“With malice toward none; with charity for all; with firmness in the right, as God gives us to see the right, let us strive on to finish the work we are in; to bind up the nation’s wounds; to care for him who shall have borne the battle, and for his widow, and his orphan—to do all which may achieve and cherish a just, and a lasting peace, among ourselves, and with all nations.”
With those famous phrases, Lincoln completed his speech, which had taken only six or seven minutes for him to deliver. He received only scattered applause while he spoke, and a brief silence met his conclusion, followed by artillery salutes and more hearty applause from the crowd. Chief Justice Salmon Chase then administered the oath of office, and Lincoln’s tragically brief second term began.

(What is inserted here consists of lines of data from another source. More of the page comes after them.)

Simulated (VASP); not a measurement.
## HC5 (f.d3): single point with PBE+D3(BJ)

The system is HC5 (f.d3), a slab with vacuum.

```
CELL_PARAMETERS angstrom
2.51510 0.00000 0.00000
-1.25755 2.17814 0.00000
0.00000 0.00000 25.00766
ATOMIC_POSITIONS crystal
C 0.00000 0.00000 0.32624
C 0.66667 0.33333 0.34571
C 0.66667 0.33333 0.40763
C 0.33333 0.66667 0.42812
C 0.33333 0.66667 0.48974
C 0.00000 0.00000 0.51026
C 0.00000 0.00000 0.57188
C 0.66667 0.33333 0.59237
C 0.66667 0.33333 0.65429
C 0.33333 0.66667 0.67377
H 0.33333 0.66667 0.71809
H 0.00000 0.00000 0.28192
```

On the balcony above the president that day, the 26-year-old actor John Wilkes Booth listened to the second inaugural address with seething hatred for the man who delivered it. At the time, Booth was deeply involved in a plot to kidnap Lincoln and take him to Richmond, where he could be exchanged for Confederate prisoners of war. With the South’s hopes dwindling on the battlefield, however, Booth began to think stronger action was necessary. As he told his friend and fellow actor Sam Chester during a visit to New York in the first days of April 1865: “What an excellent chance I had to kill the President, if I had wished, on Inauguration Day!”
According to some historians, Booth had obtained his ticket for the inaugural ceremony from Lucy Lambert Hale, the daughter of John Parker Hale, a former Republican senator from New Hampshire. A staunch abolitionist, Hale had lost his Senate seat the previous November; Lincoln had recently appointed him as ambassador to Spain. Lucy Hale and Booth met early in 1865 when both were living at the National Hotel, and became secretly engaged soon after that.
Though Booth’s motives were certainly questionable, and he may certainly have pursued Lucy in order to gain closer access to Lincoln’s circles, there is some evidence to suggest he actually loved her. According to his sister, Asia Booth Clarke, her brother “undesignedly fell in love with a senator’s daughter” while engaged in his “desperate work,” resulting in their secret engagement. On that day in New York in early April, Booth told Sam Chester that he was engaged, and was deeply in love with the lady in question. Her only objection to him was that he was an actor, while his only quarrel with her was that she was an abolitionist.
In love or not, an increasingly unhinged Booth returned to Washington from New York on April 9, with the sense that the clock was running down on his kidnapping plot¬—and on the Confederacy itself. Five days later, he was retrieving his mail at Ford’s Theatre when he learned that President Abraham Lincoln would be attending the performance of “Our American Cousin” at the theater that very night.